The Shayson also comes with two portable pots/pans of 1.2 and 0.6 litres. These are lightweight, and the combined weight of the burner and pans is only about 400g. For £18.99 at time of writing, this is another bargain.
MSR Pocket Rocket 2 – Our Top Portable Choice for Wild Camping
Speak to any solo wild camper who treks and camps in the UK mountains and you will hear about the MSR Pocket Rocket 2 Ultralight Gas Stove. Famous for weighing a mere 73g, this is an ingenious design which delivers excellent performance – it will boil 1 litre of water in only 3.5 minutes.
With three serrated arms, the Pocket Rocket will support your pot nicely, but make sure the gas cannister is large enough to counterbalance the pot you are expecting to use. Smaller is better here – just bring what you can get away with. The Pocket Rocket is excellent, and comes in a lovely little red carrying case. Recommended for proper wild camping enthusiasts!

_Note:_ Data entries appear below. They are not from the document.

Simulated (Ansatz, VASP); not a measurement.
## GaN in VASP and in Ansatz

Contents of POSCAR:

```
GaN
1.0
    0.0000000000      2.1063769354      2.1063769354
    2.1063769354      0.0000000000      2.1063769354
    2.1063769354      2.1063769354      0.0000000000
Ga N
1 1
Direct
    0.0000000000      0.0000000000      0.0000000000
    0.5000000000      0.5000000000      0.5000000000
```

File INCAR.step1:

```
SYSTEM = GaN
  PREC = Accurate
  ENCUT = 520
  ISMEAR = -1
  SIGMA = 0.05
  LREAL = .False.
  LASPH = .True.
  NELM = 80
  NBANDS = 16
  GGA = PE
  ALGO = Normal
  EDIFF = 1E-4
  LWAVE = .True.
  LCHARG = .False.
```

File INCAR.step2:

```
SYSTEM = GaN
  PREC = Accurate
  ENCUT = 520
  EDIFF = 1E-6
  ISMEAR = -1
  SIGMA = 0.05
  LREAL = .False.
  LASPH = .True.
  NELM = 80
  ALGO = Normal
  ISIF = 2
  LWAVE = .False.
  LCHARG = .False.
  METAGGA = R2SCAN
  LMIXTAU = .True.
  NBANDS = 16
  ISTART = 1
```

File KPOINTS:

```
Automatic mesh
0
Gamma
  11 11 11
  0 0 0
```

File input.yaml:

Lixada 25g Super-Lightweight Folding Gas Stove
We recently also found a cheaper alternative to the Pocket Rocket which weighs an astonishing 25g. The Lixada 25g super lightweight folding gas stove is a superb mini burner and should be considered if minimum weight and maximum value for money are at the top of your wish-list. It’s so small, you may have trouble finding it to check it out!
Electric Camping Stoves - Overview
From a purist’s point of view, the thought of using electricity to power your stove is sacrilege. They would say that using an electric stove takes all the fun and romance out of camping, and basically it’s just not cricket! Added to this is the simple fact that if you’re hiking up in the mountains and need to cook, there’s hardly a plethora of 240V sockets to plug into. As a result, electric stoves are often overlooked by many campers as a means of cheap cooking.
In our view, the arguments for electric stoves are quite compelling. For example, if you’ve already paid for an electric hookup at a campsite, or if you have access to solar power and a big AC battery then it seems a waste of money to spend additional cash on gas or solid fuel for your stove. In these circumstances, electric options can be a great solution, especially if you use a hookup splitter to send a portion of your pitch electricity feed to where you wish to cook.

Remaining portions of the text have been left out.